Benchmarking AMD's New AOCC Compiler For Ryzen

Written by Michael Larabel in Software on 19 May 2017 at 02:50 PM EDT. Page 1 of 5. 36 Comments.

This week AMD released AOCC 1.0, the AMD Optimizing C/C++ Compiler, with initial support for Ryzen/Zen CPUs. In this article are our first benchmarks of the AOCC compiler compared to the GCC 6/7/8 and LLVM Clang 4/5 compilers.

AOCC 1.0 is AMD's first release of this new compiler and marks a new journey, separate from their older AMD Open64 compiler that was based on the now-defunct Open64 code-base. AOCC is based on LLVM Clang and is basically just a fork of LLVM/Clang with various additional patches to benefit AMD's CPU architecture: even the compiler binary is still named "clang" within the AOCC binary-only package.

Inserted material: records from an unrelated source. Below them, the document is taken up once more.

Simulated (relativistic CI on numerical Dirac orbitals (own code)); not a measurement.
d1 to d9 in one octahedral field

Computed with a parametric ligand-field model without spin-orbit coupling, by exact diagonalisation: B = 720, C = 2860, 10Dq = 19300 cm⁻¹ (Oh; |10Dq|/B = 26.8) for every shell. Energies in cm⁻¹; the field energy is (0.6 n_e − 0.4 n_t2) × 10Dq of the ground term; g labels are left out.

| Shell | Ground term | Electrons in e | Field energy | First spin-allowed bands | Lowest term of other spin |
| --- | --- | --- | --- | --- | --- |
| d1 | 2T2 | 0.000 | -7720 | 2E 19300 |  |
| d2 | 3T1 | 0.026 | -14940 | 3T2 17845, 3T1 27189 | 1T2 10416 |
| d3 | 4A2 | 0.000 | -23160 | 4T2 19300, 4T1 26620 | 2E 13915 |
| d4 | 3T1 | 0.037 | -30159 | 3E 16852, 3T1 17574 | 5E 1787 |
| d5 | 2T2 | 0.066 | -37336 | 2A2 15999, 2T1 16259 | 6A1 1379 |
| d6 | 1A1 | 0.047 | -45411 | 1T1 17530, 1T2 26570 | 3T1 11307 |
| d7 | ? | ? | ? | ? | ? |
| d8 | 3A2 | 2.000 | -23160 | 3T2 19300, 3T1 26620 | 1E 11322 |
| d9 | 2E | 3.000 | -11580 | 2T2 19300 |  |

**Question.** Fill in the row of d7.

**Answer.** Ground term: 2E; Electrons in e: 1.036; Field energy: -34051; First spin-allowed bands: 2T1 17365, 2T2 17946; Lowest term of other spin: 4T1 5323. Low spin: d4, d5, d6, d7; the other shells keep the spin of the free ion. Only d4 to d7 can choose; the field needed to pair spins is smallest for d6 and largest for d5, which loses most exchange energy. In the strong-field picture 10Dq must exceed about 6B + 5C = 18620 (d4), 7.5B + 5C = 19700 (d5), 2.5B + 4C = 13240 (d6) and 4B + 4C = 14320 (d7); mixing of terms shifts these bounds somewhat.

AMD advertises AOCC 1.0 as having improved vectorization, better optimizers, and better code generation for AMD Zen/17h processors. AOCC also includes an optimized DragonEgg plug-in for those making use of Fortran code-bases on Ryzen and still compiling them with GCC 4.8. There's also an AOCC-optimized Gold linker available too.

AMD AOCC Ryzen Compiler Tests

From my Ryzen 7 1700 test box running Ubuntu 17.04, I tried out AOCC 1.0, which is based on the Clang 4.0 code-base. I compared the AOCC performance to GCC 6.3.0 (the stock compiler on Ubuntu 17.04), GCC 7.1.0 built from source, and GCC 8.0.0 20170514 SVN snapshot. On the Clang side I tested both mainline Clang 4.0.0 and then a Clang 5.0 SVN snapshot from this week. All of the same compiler flags and other software options were maintained the same throughout the testing process. All of these AMD Linux compiler benchmarks were done in a fully-automated manner using the Phoronix Test Suite.